Tuesday, 25 November 2008

Evolution Underground

After a night out last week for a friend's birthday I found myself on the tube heading home, admittedly quite tipsy at this point, discussing evolution.
Not monkey-into-man type discussions, more along the lines of how as a single seasoned londoner you evolve, sometimes without even knowing it.
Take my man pal for example - I have known him 8 years and in that time I have seen him evolve into a kind, wise man full of passion and patience.
Not that he wasn't any of those things to begin with and not that he isn't still as much fun after two bottles of Sauvignon Blanc as he ever was...but it just seems like both his head and heart have a greater capacity to be true to himself than they did before.
The passing of almost a decade since I met him has brought about many things that I never would have dared to predict, a few things I wish I could change but also more good times than I can even begin to remember - and a fair chunk of them involve him, or at least countless messages to his voicemail shouting "I'm by the speaker on the left - where are you?".
I know at times he's taken flak for being my mate and I'm grateful that he never let it alter our friendship, so that no matter what we were always able to talk a lot, laugh a lot and usually do those things whilst drinking a lot too.
The one thing we've never been able to do is be anything other than completely honest with each other.
That's why on a recent random Monday evening I found myself attempting to dispense relationship advice to him and trying to explain all this to him in a far less articulate way.
It sort of came out as "you're the same person but also you're a different person, you know?".
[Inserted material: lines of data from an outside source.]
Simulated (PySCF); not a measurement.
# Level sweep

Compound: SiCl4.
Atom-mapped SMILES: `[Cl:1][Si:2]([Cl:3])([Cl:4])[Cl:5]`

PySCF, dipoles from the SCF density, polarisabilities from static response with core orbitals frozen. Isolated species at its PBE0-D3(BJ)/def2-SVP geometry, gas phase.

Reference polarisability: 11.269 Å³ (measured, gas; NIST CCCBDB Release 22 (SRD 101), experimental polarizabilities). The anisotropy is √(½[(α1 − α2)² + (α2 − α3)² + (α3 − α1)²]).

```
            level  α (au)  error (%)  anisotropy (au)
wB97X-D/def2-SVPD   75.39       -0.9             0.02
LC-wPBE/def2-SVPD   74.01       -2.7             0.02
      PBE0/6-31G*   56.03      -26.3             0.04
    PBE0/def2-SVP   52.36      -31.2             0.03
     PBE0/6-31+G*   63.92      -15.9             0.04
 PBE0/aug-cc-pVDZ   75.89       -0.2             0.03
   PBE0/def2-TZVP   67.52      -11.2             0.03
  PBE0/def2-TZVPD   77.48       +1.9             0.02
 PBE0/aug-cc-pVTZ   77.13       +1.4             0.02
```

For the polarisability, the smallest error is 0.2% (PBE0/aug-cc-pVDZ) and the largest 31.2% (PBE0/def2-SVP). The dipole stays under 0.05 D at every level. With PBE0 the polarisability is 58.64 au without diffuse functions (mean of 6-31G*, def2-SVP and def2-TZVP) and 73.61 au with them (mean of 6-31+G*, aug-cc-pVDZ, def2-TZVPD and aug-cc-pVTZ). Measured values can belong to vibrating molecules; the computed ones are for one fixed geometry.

I don't think it made much sense to him at the time or to me actually until I heard someone say that as a writer, you have to make growth your ultimate goal.
At first I thought they meant that perhaps you should aim to grow by shaping your writing into what people want but what they actually meant was the opposite, that to truly evolve with your work you have to stay true to yourself and keep doing your best. If you do you will grow with your work and if you send that out into the marketplace then it will respond eventually.
In other words, keep giving them you until you is what they want.
I run the risk of descending into a 'to thine own self be true' cliche moment but I think the two conversations are linked and when I realised that I felt relieved.
My mate has grown into a stronger person beacause he has asked himself what he wants out of life and has been dedicated and determined to finding the answer.
Writing can be inspiring, frustrating, satisfying, challenging, scary and crazy all at once.
As a wannabe writer I constantly feel like I don't know what I'm doing and I keep expecting it to get easier but it doesn't.
As a single Londoner I feel like things are the same as they have always been but are also completely different too and I sometimes wonder if that'll ever get any easier too.
Growth never stops so neither should you.
Keep writing, dating, talking and laughing.
Keep giving them you until you is what they want.